You’re brushing your teeth or cooking dinner, and you find yourself humming a song you haven’t heard in months. Or maybe years. It might not have even been a favorite of yours, just popular on the radio at the time. It’s an interesting phenomenon. Why do some old songs come to our minds out of nowhere?
There’s a psychological explanation. It’s known as a mind-pop, and it’s been studied for decades.
What is Mind-Pop?
A mind-pop is a form of involuntary memory that’s based on a previous experience and data that your brain has stored and buried. As they sound, mind-pops happens when, well, things pop into your mind. A psychology professor, George Mandler, coined the term.
Inside a Mind-Pop
It sounds pretty straight forward, but what’s the science behind it? Mind-pops tend only to include small pieces of information. That’s why you might only remember the chorus of a song and not the entire thing from start to finish. It’s similar to how you can recite a line or two from a movie, but not the entire script.

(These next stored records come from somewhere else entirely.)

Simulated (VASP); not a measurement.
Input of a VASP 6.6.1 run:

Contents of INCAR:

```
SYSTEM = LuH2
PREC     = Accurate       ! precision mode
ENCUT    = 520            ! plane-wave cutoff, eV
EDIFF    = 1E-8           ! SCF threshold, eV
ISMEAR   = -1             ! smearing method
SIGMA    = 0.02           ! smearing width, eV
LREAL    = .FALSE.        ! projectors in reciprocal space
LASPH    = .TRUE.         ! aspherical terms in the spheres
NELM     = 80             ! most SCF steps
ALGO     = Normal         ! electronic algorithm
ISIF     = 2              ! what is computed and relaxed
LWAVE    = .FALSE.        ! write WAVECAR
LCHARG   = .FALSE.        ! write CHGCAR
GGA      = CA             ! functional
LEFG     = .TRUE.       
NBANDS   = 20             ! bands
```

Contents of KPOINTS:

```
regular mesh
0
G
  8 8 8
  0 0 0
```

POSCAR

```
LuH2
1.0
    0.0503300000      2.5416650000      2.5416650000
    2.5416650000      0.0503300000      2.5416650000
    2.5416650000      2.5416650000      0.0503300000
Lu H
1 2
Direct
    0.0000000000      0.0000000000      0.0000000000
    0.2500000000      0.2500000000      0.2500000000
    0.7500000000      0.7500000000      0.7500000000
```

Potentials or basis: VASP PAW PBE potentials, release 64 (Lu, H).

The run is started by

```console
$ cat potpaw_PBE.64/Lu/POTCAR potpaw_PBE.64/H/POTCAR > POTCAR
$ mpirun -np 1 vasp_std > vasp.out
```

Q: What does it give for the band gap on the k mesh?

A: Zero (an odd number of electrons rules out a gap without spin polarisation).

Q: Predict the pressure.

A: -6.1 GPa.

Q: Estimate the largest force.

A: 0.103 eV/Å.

These large amounts of information are too much for our brain to keep in its back pocket, but the small phrases within them are not.
Why Do Mind-Pops Seem to Happen Randomly?
While you may think that the old song you’re suddenly remembering has come to mind randomly, science says otherwise. Dr. Lia Kvavilashvili, a psychology professor, became fascinated by the occurrences and started to develop theories surrounding why they happen.
What Mandler and Kvavilashvili have discovered since their research began in the mid-1990s is that these intrusive thoughts, or songs, in this case, are controlled by hidden “strings” deep inside our complex minds. They’re more likely to pop up when you’re doing something that requires low levels of concentration- like brushing your teeth.
How Our Minds Recall Old Songs
It’s now widely believed that these micro-memories, or mind-pops, are brought to the surface by experiences that are connected to the song we suddenly recall. Now it’s starting to get a little more complicated, so stay with me here.
The Mind-Pops Studies
In the studies conducted by Mandler and Kvavilashvili, they found that mind-pops aren’t related to experiences in the way we might believe. Some people think that they recall a song because of the weather, or a person they were with when they first heard it.
This may be the case, but that isn’t an old song that comes to mind from nowhere. That’s a song that has come to mind from somewhere. These seemingly unrelated songs that come into our minds when we’re least expecting them are likely communicated to our brains subliminally.
The Brain Element
You may not have encountered a tie to the song within the past hour or even the past day. It’s possible, for example, that you watched a TV show set in Alabama last week, and this week you suddenly remember “Sweet Home Alabama” by Lynyrd Skynrd.
These connections are entirely subconscious and can be virtually impossible to identify because the connections can be so vague. However, it’s fascinating to challenge yourself to find the cue.
GR8NESS readers, how interesting is that?